GA3C
GA3C copied to clipboard
Cannot learn problems with a single, terminal reward
Thank you for the easy to use and fast A3C implementation. I created a simple problem for rapid testing that rewards 0 on all steps except the terminal step, where it rewards either -1 or 1. GA3C cannot learn this problem because of line 107 in ProcessAgent.py:
terminal_reward = 0 if done else value
which causes the agent to ignore the only meaningful reward in this environment, and line 63 in ProcessAgent.py:
return experiences[:-1]
which causes the agent to ignore the only meaningful experience in this environment.
This is easily fixed by changing line 107 in ProcessAgent.py to
terminal_reward = reward if done else value
and _accumulate_rewards() in ProcessAgent.py to return all experiences if the agent has taken a terminal step. These changes should generally increase performance as terminal steps often contain valuable reward signal.
Hi, William! I think you are right. But have you validated it by conducting some experiments?
On my toy problem which only has a nonzero reward on the terminal step, the agent cannot learn without this change. I haven't tested this on more complex problems like Atari games (I imagine that the impact shouldn't be too large as these games usually have many rewards on non-terminal steps)
Hi, thanks for noticing this. Our implementation of A3C is indeed coherent with the original algo (see https://arxiv.org/pdf/1602.01783.pdf, page 14, where the reward is set to 0 for a terminal state). My intuition is that this is done because the expected value for the final state can only be zero (no rewards expected in the future). Nonetheless, your fix should allow using the algorithm also in the case of a game with only one, final reward. This being said, I am not sure that A3C is the best algorithm for this case - you may have to dramatically change some of the hyper-parameters of the algo (t_max, for instance) to see some convergence, and in any case I do not expect convergence to be fast. This also obviously depends on the length of the episode in your toy-game.

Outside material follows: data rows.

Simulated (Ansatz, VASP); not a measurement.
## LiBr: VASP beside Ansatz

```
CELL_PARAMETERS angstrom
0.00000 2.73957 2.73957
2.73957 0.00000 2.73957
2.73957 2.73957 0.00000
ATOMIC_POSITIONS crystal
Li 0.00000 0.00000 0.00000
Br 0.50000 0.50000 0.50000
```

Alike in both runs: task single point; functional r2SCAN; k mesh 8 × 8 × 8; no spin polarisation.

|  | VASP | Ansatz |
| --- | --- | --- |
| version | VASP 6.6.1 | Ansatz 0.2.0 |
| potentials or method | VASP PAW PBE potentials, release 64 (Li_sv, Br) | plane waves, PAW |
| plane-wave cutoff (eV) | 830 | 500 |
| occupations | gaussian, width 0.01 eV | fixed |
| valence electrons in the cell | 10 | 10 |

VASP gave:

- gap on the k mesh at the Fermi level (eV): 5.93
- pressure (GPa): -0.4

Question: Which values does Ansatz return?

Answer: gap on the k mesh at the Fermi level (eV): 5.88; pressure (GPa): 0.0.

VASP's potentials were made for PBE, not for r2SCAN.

A3C correctly sets the value of terminal states to 0, but keeps the reward these terminal states give ("R ← r_i + γR" in the A3C pseudocode). GA3C sets both the reward and value of the terminal state to 0. In Pong, for example, where the terminal state also has a reward of -1 or 1 (indicating getting scored on or scoring), this causes no useful learning to happen in the experiences of the last round of play.